Review by Booklist Review

Peter Bourne, Viscount Penvale, finally has a chance to buy back his family's country home, Trethwick Abbey, from his uncle John. There is just one problem. In order for John to sell Trethwick Abbey to Penvale, he insists that Penvale wed his ward Jane Spencer. While Jane would like nothing better than to rid herself of the annoying, intrusive presence of her guardian, she isn't exactly sure that trading him in for Penvale is a step in the right direction. Fortunately for Jane, she has a plan to ensure that her new husband leaves her alone at Trethwick Abbey: convince him that it is haunted. With a refreshingly acerbic sense of wit Jane Austen might have admired as well as a plot that gives a clever nod to the screwball spooky delights of Austen's Gothic-tinged Northanger Abbey and the novels of Mrs. Radcliffe, Waters (To Marry and to Meddle, 2022) proves she is in fine literary fettle as she dexterously delivers another sublimely satisfying addition to her completely charming Regency Vows series.
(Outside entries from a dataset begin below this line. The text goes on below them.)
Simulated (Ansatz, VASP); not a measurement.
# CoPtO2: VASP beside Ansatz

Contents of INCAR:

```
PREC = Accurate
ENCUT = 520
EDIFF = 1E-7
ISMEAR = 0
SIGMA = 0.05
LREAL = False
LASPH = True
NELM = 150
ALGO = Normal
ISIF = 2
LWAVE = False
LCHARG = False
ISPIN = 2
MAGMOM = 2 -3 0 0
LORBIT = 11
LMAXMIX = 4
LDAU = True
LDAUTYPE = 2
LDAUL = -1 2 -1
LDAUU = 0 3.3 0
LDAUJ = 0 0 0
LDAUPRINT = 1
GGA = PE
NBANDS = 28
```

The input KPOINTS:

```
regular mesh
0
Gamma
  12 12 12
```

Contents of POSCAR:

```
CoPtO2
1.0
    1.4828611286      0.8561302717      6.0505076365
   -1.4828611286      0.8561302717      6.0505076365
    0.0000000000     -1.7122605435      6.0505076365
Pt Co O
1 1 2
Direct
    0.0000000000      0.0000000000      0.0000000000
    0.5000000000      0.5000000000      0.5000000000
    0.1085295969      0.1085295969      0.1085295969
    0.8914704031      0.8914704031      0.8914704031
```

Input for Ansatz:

From Booklist, Copyright (c) American Library Association. Used with permission.
Review by Publisher's Weekly Review

An elaborate hoax leads to unexpected love in Waters's satisfying, slow-burning fourth Regency Vows romance (after To Marry and to Meddle). Jane Spencer has been enjoying her freedom in Cornwall's Trethwick Abbey since the death of her parents and has no intention of allowing a marriage of convenience to Peter Bourne, seventh Viscount Penvale, to cramp her style. She intends to force him to abandon her in the country by convincing him the house is haunted with the help of her faithful staff. Unfortunately, Peter doesn't believe in ghosts and only agreed to the marriage to regain possession of Trethwick Abbey, his childhood home, so he's not easily driven out. The constant disturbances are irritating however, so he plays along when Jane not so innocently suggests the trouble could be a haunting, hoping to catch the mastermind behind the scheme. As he and Jane wander the halls in search of the undead, they discover to their surprise that they actually enjoy being around each other. Love blossoms, but even after their relationship transitions into a true marriage, their shaky foundation threatens their romance. The pace is somewhat uneven, but the goofy faux ghosts and Jane's hilariously blunt personality set this apart. Series fans won't be disappointed. Agent: Taylor Haggerty, Root Literary. (Apr.)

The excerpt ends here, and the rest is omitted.